A rare case of British justice

Fifteen years ago today – in 1999 – I had to write a statement for a court about someone I knew who was standing trial for the second time over the same incident. He had been found guilty about a year before over something he had done, but had been given a very short sentence – something the police clearly considered too lenient. Now, over a year later, they had prosecuted him again on a more serious charge related to the same incident. This is the statement I wrote. I have changed his name to Harry Hardwicke (nothing like his real name) and have blanked-out some identifying details:

__________

I have known Harry Hardwicke for about 20 years. We worked together briefly at ***** in ***** then later at ***** in *****, ***** in ***** and ***** in *****. I have also known him personally over those years, when he had three separate long-term loving relationships, including his marriage. He has stayed friends with these ex-girlfriends. He has always been an outgoing person – ‘life and soul of the party’ is a phrase that could have been coined for Harry. I have seen him regularly but not often over the years – perhaps every three or four months so I can, perhaps more than most, see the changes in him.

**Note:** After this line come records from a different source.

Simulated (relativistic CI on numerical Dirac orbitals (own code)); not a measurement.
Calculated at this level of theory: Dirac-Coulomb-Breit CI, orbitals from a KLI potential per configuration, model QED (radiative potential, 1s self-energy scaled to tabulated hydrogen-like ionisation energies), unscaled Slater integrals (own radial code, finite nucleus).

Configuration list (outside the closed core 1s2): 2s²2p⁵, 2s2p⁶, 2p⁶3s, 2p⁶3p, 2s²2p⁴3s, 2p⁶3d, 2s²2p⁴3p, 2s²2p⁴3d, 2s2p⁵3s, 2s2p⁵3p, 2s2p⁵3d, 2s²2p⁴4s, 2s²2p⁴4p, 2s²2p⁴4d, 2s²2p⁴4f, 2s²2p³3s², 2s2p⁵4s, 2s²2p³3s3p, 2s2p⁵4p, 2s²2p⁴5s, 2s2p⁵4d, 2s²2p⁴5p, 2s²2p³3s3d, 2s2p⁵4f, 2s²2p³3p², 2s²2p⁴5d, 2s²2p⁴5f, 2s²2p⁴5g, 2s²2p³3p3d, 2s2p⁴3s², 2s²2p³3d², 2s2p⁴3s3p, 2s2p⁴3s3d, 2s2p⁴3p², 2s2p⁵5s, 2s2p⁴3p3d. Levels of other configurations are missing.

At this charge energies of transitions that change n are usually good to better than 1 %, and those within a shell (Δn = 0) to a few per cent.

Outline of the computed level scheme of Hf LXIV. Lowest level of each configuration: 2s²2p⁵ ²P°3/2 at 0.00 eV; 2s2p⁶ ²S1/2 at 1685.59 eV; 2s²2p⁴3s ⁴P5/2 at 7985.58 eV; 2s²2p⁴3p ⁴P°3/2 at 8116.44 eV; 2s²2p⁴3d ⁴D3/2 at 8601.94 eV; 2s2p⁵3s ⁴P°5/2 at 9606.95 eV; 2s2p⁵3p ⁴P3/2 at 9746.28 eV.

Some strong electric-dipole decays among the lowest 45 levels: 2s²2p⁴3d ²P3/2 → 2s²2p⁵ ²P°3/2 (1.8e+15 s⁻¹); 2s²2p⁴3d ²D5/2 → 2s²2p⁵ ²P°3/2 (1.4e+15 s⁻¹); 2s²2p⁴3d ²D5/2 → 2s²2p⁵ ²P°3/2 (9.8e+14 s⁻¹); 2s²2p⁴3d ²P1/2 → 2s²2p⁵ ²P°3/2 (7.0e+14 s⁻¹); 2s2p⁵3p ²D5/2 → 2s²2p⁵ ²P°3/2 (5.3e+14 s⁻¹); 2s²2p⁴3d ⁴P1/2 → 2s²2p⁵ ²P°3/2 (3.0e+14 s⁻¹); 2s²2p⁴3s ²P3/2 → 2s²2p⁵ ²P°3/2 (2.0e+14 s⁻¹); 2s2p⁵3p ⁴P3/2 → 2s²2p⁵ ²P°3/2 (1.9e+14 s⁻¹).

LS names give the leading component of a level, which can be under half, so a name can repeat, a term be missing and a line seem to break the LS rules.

When I visited ***** Open Prison where he was incarcerated for two months over the same incident he has now been charged with again, I was rather taken aback by the change I saw in Harry: he was extremely quiet and noticeably withdrawn. In my ignorance, I thought life in an open prison would be rather ‘cushy’. That was certainly not the case for him. The imprisonment and separation from his three children, on whom he dotes, had taken such a visible toll that I was shocked by the effect on him. He was also upset and concerned by his inability to be available should his mentally ‘delicate’ sister suffer one of her not-too-uncommon relapses. (Although no danger to anyone else, she has been in-and-out of mental institutions over the 20 years I have known Harry and he is, in effect, her only family member.)

As both Harry and I are British males born in the 1950s, confiding innermost thoughts to each other is not a normal thing except in extremis. But, in the months after his release from prison, he did frequently tell me in person and on the telephone how he had despaired in prison and the shame he felt as a result of having been imprisoned. He despaired to the extent of not wanting to see or be seen by anybody. I believe at one time he was almost suicidal with despair.

He seemed to be coming out of this depression in the last few months of 1998 – before this case reared its head again. He had only just started to pick up the threads of his life and his career which would certainly be broken again should he be imprisoned once more.

Two very visible effects the ***** Open Prison sentence had on his personality was to damage his normally reliable work – his concentration on release was affected by depression – and to devastatingly damage his relationship with his long-term girlfriend. His severe depression and abnormal introversion caused a very painful breakup in the relationship though they have since slowly and successfully patched things up.

Harry is petrified of going to prison again, petrified by shame and embarrassment at the effect his actions have had on his children and on the relationship in which he puts so much hope. I believe he has already suffered disproportionately for his admitted crime – certainly way beyond the intention of his original sentence.

Should his character be broken again by imprisonment, I have no doubt that these additional strains could be nothing but devastatingly harmful to his long-term relationship, enormously destabilising for his children, abnormally destructive to his career and totally destabilising for his mental condition.

__________

Harry received a conditional discharge. A rare case of justice in the UK.

* * *

A couple of weeks after I wrote the above, I found out it was factually incorrect. For the real outcome, see HERE.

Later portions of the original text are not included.